Odisha Joins 20 Other States and UTs in Banning Cruel Glue Traps for Rodent Control in Response to PETA India Appeal
Cuttack: Following an appeal from People for the Ethical Treatment of Animals (PETA) India, the State Animal Welfare Board of Odisha circulated an order instructing all chief district veterinary officers-cum-member secretaries of the district societies for the prevention of cruelty to animals to ensure compliance with Animal Welfare Board of India (AWBI) advisories banning glue traps to catch rodents and to ensure the strict prohibition of the manufacture, sale, and use of glue traps in Odisha. The circular cites Section 11 of The Prevention of Cruelty to Animals Act (PCA), 1960, which prohibits causing unnecessary pain and suffering to animals.
In its appeal, PETA India requested that the state take immediate steps to implement the AWBI’s directions against glue traps. Odisha is the latest of 21 states and union territories to issue directives against these cruel and illegal sticky traps. Similar circulars taking action against glue traps have been issued by the governments of Andhra Pradesh, Arunachal Pradesh, Chhattisgarh, Delhi, Goa, Himachal Pradesh, Jammu and Kashmir, Karnataka, Ladakh, Lakshadweep, Madhya Pradesh, Maharashtra, Manipur, Meghalaya, Mizoram, Sikkim, Tamil Nadu, Telangana, Uttarakhand, and West Bengal.

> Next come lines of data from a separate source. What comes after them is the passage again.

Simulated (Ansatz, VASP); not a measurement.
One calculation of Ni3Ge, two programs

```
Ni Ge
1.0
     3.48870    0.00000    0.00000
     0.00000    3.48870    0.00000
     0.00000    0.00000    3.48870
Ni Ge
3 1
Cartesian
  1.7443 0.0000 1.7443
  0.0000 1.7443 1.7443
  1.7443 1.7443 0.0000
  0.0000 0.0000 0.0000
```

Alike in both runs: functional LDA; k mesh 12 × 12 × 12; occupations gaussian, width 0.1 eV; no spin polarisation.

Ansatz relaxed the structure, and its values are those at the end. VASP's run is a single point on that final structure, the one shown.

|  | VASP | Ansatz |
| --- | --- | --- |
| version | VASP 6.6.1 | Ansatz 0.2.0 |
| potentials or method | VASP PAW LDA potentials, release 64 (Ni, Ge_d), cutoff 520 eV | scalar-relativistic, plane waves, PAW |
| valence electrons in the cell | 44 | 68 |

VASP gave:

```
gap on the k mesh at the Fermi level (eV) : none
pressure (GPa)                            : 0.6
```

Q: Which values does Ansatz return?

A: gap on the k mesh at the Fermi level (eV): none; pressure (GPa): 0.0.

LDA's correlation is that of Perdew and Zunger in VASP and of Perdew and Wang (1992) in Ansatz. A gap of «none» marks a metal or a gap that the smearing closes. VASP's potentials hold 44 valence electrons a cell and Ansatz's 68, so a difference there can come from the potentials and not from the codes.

“PETA India applauds the Odisha government for taking steps to protect animals, no matter how small, and for preventing them from being sentenced to a hideously slow and painful death,” says PETA India Advocacy Officer Farhat Ul Ain. “Glue traps are ineffective in the long term, since they don’t deal with the root of the problem. Simply put, more rats move in, as they breed as a result of the brief increase in the food supply. The result is a vicious killing cycle in which many animals suffer and die.”
Usually made of plastic trays or sheets of cardboard covered with strong glue, these traps are indiscriminate killers that frequently ensnare non-target animals. This makes their use also a violation of the Wild Life (Protection) Act, 1972, which prohibits the “hunting” of protected indigenous species. Mice, rats, and other animals caught in these traps may suffocate when their noses and mouths become stuck in the glue, while some even chew through their legs in a desperate bid for freedom and die from blood loss. Others starve to death after being stuck to the board for days. Those found alive may be thrown away along with the trap or face an even more traumatic death, such as bludgeoning or drowning.
PETA India notes that the best way to control rodent populations is to make the area unattractive or inaccessible to them: eliminate food sources by keeping surfaces and floors clean and storing food in chew-proof containers, sealing trash cans, and using ammonia-soaked cotton balls or rags to drive rodents away (they hate the smell). After giving them a few days to leave, seal entry points using foam sealant, steel wool, hardware cloth, or metal flashing. Rodents can also be removed using humane cage traps but must be released where they will find adequate food, water, and shelter to help them survive.